Fourth Grade Math: Using Benchmark Fractions

In addition to our sub sandwich investigation, fourth graders are continuing to explore fraction relationships.  One thing we have been discussing is using benchmarks such as 0, ½, and 1 to think about sizes of fractions.

We have explored the benchmark of a half a great deal.  We looked at different fractions to decide if they were greater than , equal to, or less than a half.  This requires having an understanding of different ways of representing ½.   Students are quite comfortable creating fractions equivalent to a half, such as 5/10, 3/6, and 4/8.

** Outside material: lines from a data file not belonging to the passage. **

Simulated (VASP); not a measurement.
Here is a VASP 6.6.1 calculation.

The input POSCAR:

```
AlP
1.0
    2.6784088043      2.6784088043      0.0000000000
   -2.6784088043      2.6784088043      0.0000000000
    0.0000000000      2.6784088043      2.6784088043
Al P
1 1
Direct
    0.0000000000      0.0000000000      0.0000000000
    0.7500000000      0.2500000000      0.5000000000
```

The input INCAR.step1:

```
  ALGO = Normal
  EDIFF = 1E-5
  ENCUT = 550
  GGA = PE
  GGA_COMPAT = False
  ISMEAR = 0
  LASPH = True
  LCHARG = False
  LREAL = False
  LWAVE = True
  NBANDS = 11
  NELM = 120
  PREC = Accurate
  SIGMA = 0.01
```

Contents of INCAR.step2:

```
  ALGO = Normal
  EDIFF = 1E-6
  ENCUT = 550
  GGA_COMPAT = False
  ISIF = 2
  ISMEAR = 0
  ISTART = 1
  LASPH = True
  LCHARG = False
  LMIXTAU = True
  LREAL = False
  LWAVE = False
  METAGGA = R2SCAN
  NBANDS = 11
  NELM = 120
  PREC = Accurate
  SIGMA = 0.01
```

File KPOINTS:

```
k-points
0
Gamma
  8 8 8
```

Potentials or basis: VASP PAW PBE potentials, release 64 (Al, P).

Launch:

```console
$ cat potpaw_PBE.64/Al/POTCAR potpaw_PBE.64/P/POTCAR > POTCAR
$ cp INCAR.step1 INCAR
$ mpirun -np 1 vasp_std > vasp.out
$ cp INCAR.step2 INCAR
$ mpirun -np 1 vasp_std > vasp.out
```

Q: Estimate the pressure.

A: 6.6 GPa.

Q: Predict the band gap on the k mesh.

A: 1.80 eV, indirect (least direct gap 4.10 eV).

We then pushed this idea further by thinking about whether fractions are closer to 0, ½, or 1.  We used number lines and area models to explore this.  For example, if we have the fraction ⅝, we can see on a number line that it is only ⅛ away from ½ (which can also be written as 4/8), but it is ⅜ away from 1 (which can also be written as 8/8).  When the denominators were even, students had no difficulty with this task. However, then we moved to fractions such as ⅖.  Here, it was a lot more difficult to think about the ½.  Once we lined up our area models with our number lines, it became much clearer.  Students even began to feel comfortable talking about a ½ of a fifth, which we wrote as 0.5/5 or 1/2/5.  They were shocked to learn that we could write a fraction within a fraction! We realized from the models that 2 ½ fifths would be equal to a half (see the picture below), so ⅖ would be closer to a half than 0 since it is only half a fifth away from half and 2 fifths away from zero.